Perform regex search queries of a text column in table of 100+ million using regex

Question 1

I apologize if this is a newbie question but I'm feeling overwhelmed.

I have 100+ million 2-grams(string with two words), 100+ million trigrams, 100+ 4-grams.

I was thinking of separating 2-grams into a table for them, 3-grams into another table, etc., since there's quite a lot of data and I'd like to break it up at least a bit, and don't know how else I could partition it. Plus, I'd like to avoid using enterprise features of SQL Server such as actual partitioning.

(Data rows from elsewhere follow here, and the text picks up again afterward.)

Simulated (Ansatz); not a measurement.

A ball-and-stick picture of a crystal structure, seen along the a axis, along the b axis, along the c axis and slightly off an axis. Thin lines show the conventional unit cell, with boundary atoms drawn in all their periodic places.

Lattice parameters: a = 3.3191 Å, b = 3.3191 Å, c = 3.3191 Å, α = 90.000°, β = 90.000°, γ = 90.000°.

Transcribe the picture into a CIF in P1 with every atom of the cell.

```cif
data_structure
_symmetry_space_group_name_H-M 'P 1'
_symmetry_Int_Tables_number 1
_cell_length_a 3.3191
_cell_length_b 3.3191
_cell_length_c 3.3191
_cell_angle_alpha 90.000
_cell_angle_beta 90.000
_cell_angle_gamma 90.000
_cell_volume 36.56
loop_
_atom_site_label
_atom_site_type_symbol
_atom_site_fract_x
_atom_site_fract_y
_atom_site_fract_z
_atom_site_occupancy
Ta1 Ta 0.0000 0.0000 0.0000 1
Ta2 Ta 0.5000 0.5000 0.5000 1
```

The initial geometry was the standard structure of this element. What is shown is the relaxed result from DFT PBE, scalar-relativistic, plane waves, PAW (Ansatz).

Apart from the text column, I'd have Id(bigint), AppearanceCount(int) and Hash(this'd be the hashed text column, it doesn't even need to be a computed column as I don't predict many, or any, edits of the text column).

Typical usage scenarios for the 2-gram table(the others as well) would be:

Search the table with a regex matching the text column.
Delete a row with a specified hash
Insert a row

In an average case, I believe searching the table with a regex should return around 5-10 results, but outliers are possible.

So, what could I do to make sure all of this works fast? Fast being a cycle of the following working in a few seconds for n-grams and not more than a few minutes for 4-grams and 5-grams(the current non-database system for 4-grams takes an hour).

I know about full text search, but I haven't been able to find how to use regexes with it. I would really, really prefer to have work here. If that is not at all possible, I can of course give more details, but I didn't want to overwhelm everyone with an even bigger wall of text.

I'm sorry if this is too general, but I'm in the planning phase of this and would like to know if SQL Server is viable for this. I could perhaps use something else, but I'm most familiar and comfortable with SQL Server.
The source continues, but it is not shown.